I had some time to finish the software WEP crypto module, and then I sat down to test it. It was some hardcore testing with two laptops, one in monitor mode sniffing packets flowing in the air, then dissecting them byte for byte to find out what the problem was. I don’t even want to talk about it.
Anyway: I got WEP working.
In hardware.
Yeah, turns out hardware WEP had been working from the very start, but the receiving of packets was not quite correct. The hardware leaves the IVs and the CRC header and trailer on decoded packets, which was causing my input packet handler to send a frame to OS X which started with an LLC/SNAP header, not a pure Ethernet II header. OS X cannot parse LLC packets (yet), so even when Rx/Tx was working perfectly at the MAC layer, it wasn’t working at the data link layer.
After I fixed that, my software crypto module was handling Tx for WEP, and everything was working. Then I thought, what if I enable hardware crypto, it should work right? So I quickly modified (removed) the sw crypto hook and replaced it with the (much simpler) hw crypt, and lo and behold, I’m online.
Next step: WPA2 in hardware!
WPA1 (TKIP) is a bit tricky for hardware because the card cannot calculate the MIC, so we’ll have to fall back to software crypto for it anyway (but maybe it’s not needed immediately). However, WPA2 (AES/CCMP) should be handled entirely in hardware so we probably won’t need to write software crypto modules for it (yet).

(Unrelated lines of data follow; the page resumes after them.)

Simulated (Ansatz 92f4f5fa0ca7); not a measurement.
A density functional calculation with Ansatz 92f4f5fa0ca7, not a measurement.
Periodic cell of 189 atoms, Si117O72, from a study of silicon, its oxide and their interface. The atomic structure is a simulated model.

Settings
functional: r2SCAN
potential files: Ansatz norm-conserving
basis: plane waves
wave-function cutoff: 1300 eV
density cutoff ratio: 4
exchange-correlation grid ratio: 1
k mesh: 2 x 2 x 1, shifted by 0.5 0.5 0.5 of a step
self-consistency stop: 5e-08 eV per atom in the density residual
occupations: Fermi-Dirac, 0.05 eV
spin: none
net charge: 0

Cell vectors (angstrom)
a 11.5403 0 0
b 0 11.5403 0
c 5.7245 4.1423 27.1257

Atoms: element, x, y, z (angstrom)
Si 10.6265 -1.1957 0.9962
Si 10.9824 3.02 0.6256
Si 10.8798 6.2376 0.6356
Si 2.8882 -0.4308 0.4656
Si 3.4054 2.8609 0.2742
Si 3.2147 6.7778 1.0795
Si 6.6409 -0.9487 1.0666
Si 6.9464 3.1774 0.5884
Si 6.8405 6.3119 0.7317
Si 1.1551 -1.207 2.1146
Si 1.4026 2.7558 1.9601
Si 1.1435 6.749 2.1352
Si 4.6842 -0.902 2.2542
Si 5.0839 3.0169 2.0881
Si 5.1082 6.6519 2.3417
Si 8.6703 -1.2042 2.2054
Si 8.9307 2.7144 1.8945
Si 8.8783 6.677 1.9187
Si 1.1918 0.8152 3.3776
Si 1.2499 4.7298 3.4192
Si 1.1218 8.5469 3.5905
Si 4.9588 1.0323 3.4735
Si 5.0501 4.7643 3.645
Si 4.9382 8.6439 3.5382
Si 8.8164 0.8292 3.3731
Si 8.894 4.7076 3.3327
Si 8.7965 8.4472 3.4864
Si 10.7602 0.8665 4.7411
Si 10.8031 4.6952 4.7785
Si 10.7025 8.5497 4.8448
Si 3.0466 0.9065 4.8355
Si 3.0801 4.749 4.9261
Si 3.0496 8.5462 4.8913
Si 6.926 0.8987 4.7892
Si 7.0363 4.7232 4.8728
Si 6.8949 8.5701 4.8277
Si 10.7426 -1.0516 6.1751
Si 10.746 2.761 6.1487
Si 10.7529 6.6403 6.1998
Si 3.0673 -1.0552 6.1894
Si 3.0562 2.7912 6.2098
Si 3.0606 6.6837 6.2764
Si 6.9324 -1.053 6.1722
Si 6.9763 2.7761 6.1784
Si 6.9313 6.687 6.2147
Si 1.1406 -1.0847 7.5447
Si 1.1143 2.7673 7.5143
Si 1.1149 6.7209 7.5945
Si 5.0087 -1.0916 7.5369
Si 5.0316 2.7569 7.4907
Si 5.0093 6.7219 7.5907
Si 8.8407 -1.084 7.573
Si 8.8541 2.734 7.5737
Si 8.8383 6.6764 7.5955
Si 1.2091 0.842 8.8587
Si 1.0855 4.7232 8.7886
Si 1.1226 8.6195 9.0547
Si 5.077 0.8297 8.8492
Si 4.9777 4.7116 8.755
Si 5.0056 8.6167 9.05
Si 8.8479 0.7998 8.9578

I’ve already finished designing the software cipher interface though, and implemented WEP as an example cipher. I’ll maybe upload that soon so anyone else who feels like it will write the WPA1 cipher.
I already got one firmware error minutes after using hw cipher for WEP, though, so I’ll probably give people an option via sysctl whether they prefer to use software ciphers instead of hw cipher even if such is available.
Now for our little problem with Airport —
Dense has tested and confirms 128bit WEP works, and I’ve tested it as well along with external testers. But 64bit WEP doesn’t seem to work - the Airport UI sends the driver a hashed 128bit key if anything other than 13 ascii characters are entered in the WEP password dialog box. Adding $ or 0x to the key doesn’t help. Hopefully we can find a workaround, but as far as the driver is concerned, hardcoding 64bit key works so it’s most definitely an Airport-related issue.
Anyway that’s it for now. And thanks for all the donations everyone’s been sending - highly appreciated!
I’ve updated the Download entry to include v02 of the kext.